The Price, Wyndham's Theatre review - David Suchet stands supreme | reviews, news & interviews
The Price, Wyndham's Theatre review - David Suchet stands supreme
The Price, Wyndham's Theatre review - David Suchet stands supreme
Powerful production of Arthur Miller's play of fraternal discord, past pain
There’s a rather sublime equilibrium to Arthur Miller’s 1968 play between the overwhelmingly heavy weight of history and a sheer life force that somehow functions, against all odds, as its counterbalance.
Jonathan Church’s production, first seen at Theatre Royal Bath last summer, plays at the beginning with an intentional languor, as Victor (Brendan Coyle) slowly, silently explores the place that had defined his early years, the old Manhattan brownstone where he once lived with his father. Designer Simon Higlett’s masterful set, dominated on one side by an elaborate high waterfall of furniture, catches the overcrowded accumulation of a lifetime of which Vic is now determined to rid himself through a quick, job-lot sale to his expected purchaser.As he’s joined by his wife Esther (Sara Stewart, pictured above, with Brendan Coyle), their present – his police career, with its possibilities of early retirement, her discontent, defined around money and assuaged, we increasingly suspect, with drink – is gradually sketched in. But in this environment, it’s clear principally that the present has never really escaped the shadow of its past, in particular Vic’s unresolved relationship with the brother, Walter (Adrian Lukis), that he hasn’t seen in years, and whom he little expects to be seeing now.
But once Suchet’s Solomon arrives, there’s no interfering with his way of doing things. He exists in his own timescale, one which takes into account the decades that extend behind him, and purchase is somehow secondary to procedure here, a whole rigmarole that involves getting-to-know and then some, repetitions and reassessments so elaborate that price may not even be the final factor. His tactics are the antithesis of Vic’s increasingly exasperated requests for a clear price, the “factual” demands of the younger man’s reality set against the old man’s insistent assertions of the value of “viewpoint” (value and price are recurring themes here in every sense).

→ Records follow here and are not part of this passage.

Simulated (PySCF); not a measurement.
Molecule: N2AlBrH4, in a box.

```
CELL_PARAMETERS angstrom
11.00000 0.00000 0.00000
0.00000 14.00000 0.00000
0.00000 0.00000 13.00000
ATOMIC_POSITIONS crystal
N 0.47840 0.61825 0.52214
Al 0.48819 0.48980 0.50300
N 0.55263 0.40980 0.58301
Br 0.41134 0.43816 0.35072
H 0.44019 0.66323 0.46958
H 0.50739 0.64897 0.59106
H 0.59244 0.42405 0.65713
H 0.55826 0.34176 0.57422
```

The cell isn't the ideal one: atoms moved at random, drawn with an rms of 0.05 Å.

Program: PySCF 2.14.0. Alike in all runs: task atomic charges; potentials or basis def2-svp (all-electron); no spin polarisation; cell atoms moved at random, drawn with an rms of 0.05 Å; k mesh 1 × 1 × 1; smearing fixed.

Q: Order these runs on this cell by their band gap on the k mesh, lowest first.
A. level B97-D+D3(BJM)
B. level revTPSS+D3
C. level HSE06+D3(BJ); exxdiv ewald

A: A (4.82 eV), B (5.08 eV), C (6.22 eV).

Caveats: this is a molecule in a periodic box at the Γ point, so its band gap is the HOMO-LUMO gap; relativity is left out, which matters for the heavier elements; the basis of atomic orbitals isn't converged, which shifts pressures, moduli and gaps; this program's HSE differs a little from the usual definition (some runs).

Miller remorselessly ramps up his re-examination of past choices and motivations
Suchet achieves something that could practically be called “stage capture”, even as dramatic development somewhat stalls, before a second half that introduces, not a moment too soon, the meat of Miller’s drama. Fraternal reunion here is a short fuse that reignites the tensions of four decades earlier, when the Great Depression decimated the circumstances of the brothers’ young lives (it impacted on Miller’s own teenage years every bit as acutely, making this a deeply felt drama). It wasn’t just the abrupt transition from gloried prosperity to almost abject poverty that damaged, but also the psychological sense of their father’s fall being one from which there could be no rebound; the agonised verdict articulated here, that “men don’t bounce”, rings every bit as true for those who did manage to live through it as those who threw themselves out of windows.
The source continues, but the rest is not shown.